Kiel Rohrbacher, Joe Dehondt and R.J. Parker
D: So what all are we allowed to talk about?
Well, technically we shouldn’t talk a lot about drugs, sex or alcohol. But something tells me despite my best efforts that isn’t going to happen.
KR: Good, so we can make fun of Adam all we want.
Yeah, it’s too bad we lost Adam there, he wussed out.
D: Now come on, CHEM 050 is a tough class and he has a test tomorrow.
KR: But he didn’t have any classes today, that’s the thing, what did he do today?
D: He watched some great movies…Black Knight, UHF and some other movie with Alicia Silverstone.
KR: He played 18 holes of Tiger Woods [video game].
RJ: Hey, there’s nothing wrong with that.
Back to the subject at hand, R.J. What position do you play?
RJ: I did play nose guard.
KR: “Did,” big “did.”
RJ: Now I’m just going to be a porn star, don’t think I need collegiate football for that.
KR: No, just a monster dong.
RJ: Lord knows if I had a nickel for every time I heard that…I’d probably be flat broke like I am right now. When you have to borrow money to drink quarter beers, you’ve hit rock bottom.
KR: I think that this semester I’ve spent like $30 in quarter beers.
Do you realize that’s 120 beers?
KR: Hey, beer is different, OK? Gawd, 120 beers, I thought it would have been higher than that. That doesn’t sound like a lot.
Yeah, you guys are screwed.
RJ: I’m out after the semester.
KR: And I’m graduating.
D: I guess I’m the only one staying.
Okay, Kiel, you’re an athletic trainer, which team requires the most tender loving care?
KR: Don’t make me answer that.
D: Answer it.
KR: No.
What happened to “I’m graduating?”
KR: I still gotta deal with them.
D: That means that it’s a spring sport.
KR: Cross country runs through everything.
D: How do you get hurt doing cross country?
KR: You could pull a muscle. We did have a golfer in the other day.
RJ: You had a golfer in? What did he have, tendonitis?
KR: I didn’t really think you could be hurt in golf, but I guess I was wrong.
RJ: There’s a lot of risk factors involved, ya know, you gotta worry about your stroke.
KR: I mean, driving around the course in a golf cart, next thing you know the golf cart’s up the stairs sitting on the bleachers.
D: Once I was playing putt-putt golf and my friend hit me in the head with a club.
KR: That explains so, so much.
RJ: But of course it didn’t hurt Dobber because he was never allowed to use anything, it was rubber, rubber everything.
I spray Axe at them.
RJ: Oh, Axe, that’s God’s gift to men right there.

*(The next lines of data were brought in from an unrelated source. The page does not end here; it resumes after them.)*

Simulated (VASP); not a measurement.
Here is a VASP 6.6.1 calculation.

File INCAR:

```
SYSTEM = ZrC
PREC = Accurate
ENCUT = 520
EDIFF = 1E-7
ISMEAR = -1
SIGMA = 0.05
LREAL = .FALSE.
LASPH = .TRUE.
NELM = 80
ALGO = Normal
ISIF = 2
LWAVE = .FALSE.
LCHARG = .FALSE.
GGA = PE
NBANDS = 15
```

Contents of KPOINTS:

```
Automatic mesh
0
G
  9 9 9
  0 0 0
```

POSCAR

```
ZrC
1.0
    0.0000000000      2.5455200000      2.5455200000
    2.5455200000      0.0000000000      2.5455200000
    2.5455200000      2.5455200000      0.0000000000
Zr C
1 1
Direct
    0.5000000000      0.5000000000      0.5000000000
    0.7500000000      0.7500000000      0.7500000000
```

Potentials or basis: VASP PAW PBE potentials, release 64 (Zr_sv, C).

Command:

Hell yeah it is, women love it and it’s cheap as hell.
KR: Man, that stuff, God, that’s strong.
D: Yeah, but it beats taking a shower.
RJ: Why do you think I have stock in Febreeze?
KR: I should just get one of those hot dog bikes and just sell it around college campus.
D: I don’t think it would sell.
All right, Kiel, how did you get a job as an athletic trainer?
KR: I had a sign up on the highway saying “Will do sports work for food” and look where it got me now. By the way, a little plug here, any males that want to be an athletic trainer for next year, please contact the athletic trainers.
Why only males?
KR: We need someone to cover football, they need to be able to go in the men’s locker room. Basically we need my replacement.
You need a new team bitch [as referred to by himself earlier in the evening in reference to what his job is]?
KR: Hey.
D: Yes, that’s exactly what we’re looking for.
RJ: Are you going to put that on your resume? “Previously Oberlin College Football Team Bitch.”
KR: That is so wrong.
D: That is good, we’re leaving that.
RJ: Yeah, but sometimes being wrong never felt so right.
Dobber, how’s the team going to be next year?
D: We’re gonna be good, we have a lot of good returning players. And hopefully we’ll get some good recruits in.
RJ, where are you going after this semester?
RJ: Ohio University.
KR: Bobcat!
RJ: Party Central!
KR: Daylight Savings Time…they party for Daylight Savings Time.
They party for Daylight Savings Time? Interesting, here we party for International Talk Like a Pirate Day.
KR: Hey, we’re in the pirate Exco.
There’s a pirate ExCo?
D: That’s a hell of a class.
KR: Yeah, there’s a pirate Exco.
D: Yeah, how many pirate classes are there going to be at OU?
RJ: I’ll make one!
D: You can’t do that there!
Are you going to play football there?
RJ: No, I’m playing rugby there.
KR: Nothing against you, RJ, but you’re this big. Sure it’s MAC, but it’s D-I.
RJ: Hey, you wanna’ play rugby against me, I’ll rip your fucking face off with my toenails.
OK, for the love of God and my job — any final words?
KR: Job? You have a job?
RJ: So you mean you’re getting paid for this.
Barely, I deserve a raise…
RJ: You need a raise five dollars on the hour.
KR: All the mushed up tofu you can eat, that’s your raise.
RJ: Hey, it’s a science experiment, piss off.
KR: I could go back to the classic Adam Miller comment, but I don’t think I should.